Australia is extraordinarily well protected by geography. Peter Jennings, former Executive Director of the Australian Strategic Policy Institute (ASPI) says in Red Alert that “Distance is no longer equivalent to safety from our strategic perspective”. But in fact, distance buys Australia a huge margin of safety. If distance didn’t matter, then Australia would be as vulnerable as Taiwan to Chinese military power. But the strait separating Taiwan from mainland China is just 160 kilometres wide at its narrowest point. By contrast, Australia’s most northerly military base in Darwin is more than 4000 kilometres away from Sanya, China’s most southerly naval base.

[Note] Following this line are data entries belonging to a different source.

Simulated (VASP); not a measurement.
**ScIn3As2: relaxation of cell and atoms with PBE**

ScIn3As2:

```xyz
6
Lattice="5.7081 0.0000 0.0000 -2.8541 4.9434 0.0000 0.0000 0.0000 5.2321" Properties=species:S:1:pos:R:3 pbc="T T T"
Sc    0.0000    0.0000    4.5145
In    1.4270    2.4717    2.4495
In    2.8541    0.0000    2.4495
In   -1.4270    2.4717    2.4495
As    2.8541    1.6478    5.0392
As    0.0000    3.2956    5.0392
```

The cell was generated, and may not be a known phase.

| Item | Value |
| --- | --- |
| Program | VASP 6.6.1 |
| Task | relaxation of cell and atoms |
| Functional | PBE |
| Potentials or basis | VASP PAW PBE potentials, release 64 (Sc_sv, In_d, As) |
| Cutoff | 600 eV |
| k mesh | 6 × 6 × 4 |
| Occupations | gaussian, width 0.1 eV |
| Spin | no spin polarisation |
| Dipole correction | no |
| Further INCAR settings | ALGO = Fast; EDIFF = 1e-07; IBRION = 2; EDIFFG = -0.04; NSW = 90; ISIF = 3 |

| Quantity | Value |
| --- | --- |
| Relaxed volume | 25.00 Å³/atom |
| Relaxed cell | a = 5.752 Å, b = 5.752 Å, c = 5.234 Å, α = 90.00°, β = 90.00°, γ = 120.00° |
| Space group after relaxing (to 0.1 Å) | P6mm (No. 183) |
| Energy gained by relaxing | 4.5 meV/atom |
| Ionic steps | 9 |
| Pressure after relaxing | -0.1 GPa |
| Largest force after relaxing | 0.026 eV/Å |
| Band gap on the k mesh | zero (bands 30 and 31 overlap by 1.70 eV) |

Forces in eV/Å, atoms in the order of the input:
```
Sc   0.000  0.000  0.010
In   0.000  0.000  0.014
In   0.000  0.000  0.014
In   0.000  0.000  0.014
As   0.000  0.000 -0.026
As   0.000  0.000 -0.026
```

China’s military capabilities will certainly continue to improve, but China will never overcome the limits imposed by geography. That’s why the direction of contemporary Australian defence policy is so puzzling. Distance is Australia’s single biggest defence asset, but Australia is now pursuing a submarine project, and a defence strategy, dedicated to compressing the distance between Australia and China. The chief advantages that nuclear power offer to submarine operations are range and endurance. A nuclear-powered submarine can go virtually anywhere on the world’s oceans undetected, and it can stay underwater for as long as the crew can sustain it. In Australian hands, the most plausible use for such a capability is for the navy to operate close to Chinese shores. But when Australia does that, it gives China the advantage of distance and surrenders its own.